Australia’s Charles Zentai was detained in 2009 after Hungary demanded his extradition in the case, but the request was denied by local authorities

Charles Zentai (YouTube screenshot)
Charles Zentai (YouTube screenshot)

A man who was briefly imprisoned in Australia in 2009 in connection with the 1944 murder of a Jewish teenager in Hungary has died at the age of 96.

Charles Zentai was detained as per the Hungarian government’s request for his extradition to answer questions on the killing in Budapest of 18-year-old Peter Balazs. Zentai was freed after Australia denied a request for his extradition.

Balazs was dragged from a tram because he was not wearing the mandatory yellow Star of David. He was beaten to death in an army barracks and his body was dumped in the Danube River. Balazs was living in Budapest under the protection of the Swiss government.

Zentai’s son Ernie Steiner told the media: “My father was an extremely kind and gentle and loving man. He was falsely accused and we were never allowed to produce evidence of his innocence in Australia.”

In 2009, O’Connor determined that Zentai should be surrendered to the Republic of Hungary to face prosecution for a war crimes offense, but Zentai appealed and won. An Australian judge said the government did not have the power to extradite Zentai because the war crimes charge did not exist in Hungary at the time of Balazs’s murder.

The Simon Wiesenthal Center’s chief Nazi hunter, Efraim Zuroff, said from Jerusalem: “The fact that Karoly [Charles] Zentai died a free man without being tried for his crimes is a testament to the complete failure of the Australian government to hold the Nazi war criminals and collaborators who found a refuge in Australia accountable for their role in the implementation of the Nazis’ Final Solution of European Jewry.

“While Australia deserves credit for passing a special law to enable prosecution of Holocaust perpetrators living in the country, its judiciary failed to punish any of those brought to trial, and its political leadership closed down the Special Investigations Unit established to investigate these cases long before it should have,” Zuroff said.

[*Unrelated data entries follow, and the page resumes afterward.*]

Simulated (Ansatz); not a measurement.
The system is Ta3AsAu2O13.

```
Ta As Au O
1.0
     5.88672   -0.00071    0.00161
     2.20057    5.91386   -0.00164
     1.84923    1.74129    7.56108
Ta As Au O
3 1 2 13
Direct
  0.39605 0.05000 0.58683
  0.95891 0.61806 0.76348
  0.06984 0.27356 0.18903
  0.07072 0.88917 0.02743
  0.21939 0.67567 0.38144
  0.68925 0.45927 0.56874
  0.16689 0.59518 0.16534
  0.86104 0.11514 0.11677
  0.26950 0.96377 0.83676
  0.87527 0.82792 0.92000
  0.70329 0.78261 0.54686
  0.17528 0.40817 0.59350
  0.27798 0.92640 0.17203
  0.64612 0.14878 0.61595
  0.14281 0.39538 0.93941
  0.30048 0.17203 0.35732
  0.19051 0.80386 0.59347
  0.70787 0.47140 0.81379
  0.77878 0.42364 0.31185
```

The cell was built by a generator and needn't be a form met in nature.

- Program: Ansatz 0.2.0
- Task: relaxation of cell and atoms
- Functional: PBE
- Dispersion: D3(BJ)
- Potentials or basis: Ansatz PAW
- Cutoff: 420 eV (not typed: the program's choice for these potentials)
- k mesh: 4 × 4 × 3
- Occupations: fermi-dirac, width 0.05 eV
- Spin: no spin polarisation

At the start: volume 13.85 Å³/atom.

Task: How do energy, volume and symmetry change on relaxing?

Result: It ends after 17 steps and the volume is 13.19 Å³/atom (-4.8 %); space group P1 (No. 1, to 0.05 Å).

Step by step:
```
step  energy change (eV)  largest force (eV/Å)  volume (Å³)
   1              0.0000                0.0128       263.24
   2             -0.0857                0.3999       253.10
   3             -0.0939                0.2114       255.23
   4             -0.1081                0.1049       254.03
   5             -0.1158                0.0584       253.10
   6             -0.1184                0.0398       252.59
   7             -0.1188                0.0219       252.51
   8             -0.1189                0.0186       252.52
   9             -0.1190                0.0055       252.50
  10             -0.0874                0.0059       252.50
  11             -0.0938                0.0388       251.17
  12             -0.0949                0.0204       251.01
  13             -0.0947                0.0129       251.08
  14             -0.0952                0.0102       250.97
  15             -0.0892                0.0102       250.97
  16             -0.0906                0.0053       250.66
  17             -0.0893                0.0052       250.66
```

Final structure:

A 2006 US government-commissioned report accused Australia of having “an ambivalent” attitude to hunting Nazi war criminals in particular, and a “lack of the requisite political will.” No accused Nazi war criminal has ever been punished in Australia, the council noted.

“The United States, Canada and the United Kingdom all have a far better record than Australia in bringing war criminals to justice, extraditing them and stripping them of citizenship,” its statement read.